Zimbabwe is considering a ban on raw platinum exports in a bid to force miners to set up refineries in the country, but this move will not take place “overnight”, a government official said on Wednesday.

The southern African country has the second largest known platinum reserves in the world, after neighbouring South Africa, and the top two global producers, Anglo American Platinum and Impala Platinum, have operations there.

Both Amplats and Implats currently send platinum concentrate from their Zimbabwean mines to South African refineries but the Zimbabwe government has over the years tried to encourage the firms into processing the metal locally.

Deputy Mines Minister Gift Chimanikire told Reuters that the government, which restored a ban on raw chrome exports earlier this year to promote local smelting, was now focusing on platinum producers.

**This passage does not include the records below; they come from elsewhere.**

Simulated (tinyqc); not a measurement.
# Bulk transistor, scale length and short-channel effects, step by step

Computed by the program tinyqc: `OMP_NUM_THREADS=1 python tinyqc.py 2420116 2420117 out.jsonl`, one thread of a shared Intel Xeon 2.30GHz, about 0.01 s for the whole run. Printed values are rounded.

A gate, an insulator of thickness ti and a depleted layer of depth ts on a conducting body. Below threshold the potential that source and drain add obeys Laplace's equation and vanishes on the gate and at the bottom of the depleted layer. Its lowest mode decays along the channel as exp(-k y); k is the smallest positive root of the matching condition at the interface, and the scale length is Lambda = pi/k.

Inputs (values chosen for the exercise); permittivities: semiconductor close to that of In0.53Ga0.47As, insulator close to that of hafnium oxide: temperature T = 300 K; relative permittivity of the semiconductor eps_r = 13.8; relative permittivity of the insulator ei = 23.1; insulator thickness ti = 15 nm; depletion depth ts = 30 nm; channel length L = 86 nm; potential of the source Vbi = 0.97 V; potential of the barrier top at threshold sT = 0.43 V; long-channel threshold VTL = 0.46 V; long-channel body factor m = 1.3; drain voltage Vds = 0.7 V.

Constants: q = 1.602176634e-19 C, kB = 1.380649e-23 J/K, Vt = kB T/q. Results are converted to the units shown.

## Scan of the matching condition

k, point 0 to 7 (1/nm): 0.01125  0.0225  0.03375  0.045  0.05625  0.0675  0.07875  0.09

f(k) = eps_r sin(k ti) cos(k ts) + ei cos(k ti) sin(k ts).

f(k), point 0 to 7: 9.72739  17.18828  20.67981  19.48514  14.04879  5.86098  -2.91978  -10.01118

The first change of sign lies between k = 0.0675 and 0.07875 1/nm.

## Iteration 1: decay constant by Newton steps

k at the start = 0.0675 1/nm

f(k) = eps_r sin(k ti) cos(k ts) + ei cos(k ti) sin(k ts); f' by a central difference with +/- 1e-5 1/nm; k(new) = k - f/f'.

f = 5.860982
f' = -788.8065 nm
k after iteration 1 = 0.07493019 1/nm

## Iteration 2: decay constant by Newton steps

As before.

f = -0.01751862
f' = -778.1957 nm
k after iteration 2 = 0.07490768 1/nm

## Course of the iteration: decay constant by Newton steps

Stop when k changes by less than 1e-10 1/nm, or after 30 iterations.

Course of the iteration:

“They need to start investing in a refinery in Zimbabwe. We need value-addition for our minerals here, we cannot keep exporting jobs,” Chimanikire said.

“We’re not saying it’s going to be overnight. We’re ringing the alarm bells to show we’re not sleeping.”

Platinum producers have said Zimbabwe’s current production is insufficient to sustain a viable refinery. Implats’ Zimplats operations currently operates the largest mine in the country, with production capacity of 180,000 ounces annually.

Mimosa, Implats’ 50:50 joint venture with Aquarius, accounted for more than 20 percent of Aquarius’s total attributable output of 487,404 PGM ounces for the full year, while Amplats’ Unki mine produced 22,000 ounces in the first half of 2011.

Industry players have talked up the possibility of a refinery being set up in the country five years from now, when the major producers are expected to have ramped up output.

Chimanikire says the government would want to see definite steps towards that target.

“I’m not arguing with that. Let them demonstrate to us that in five years’ time, that will happen.”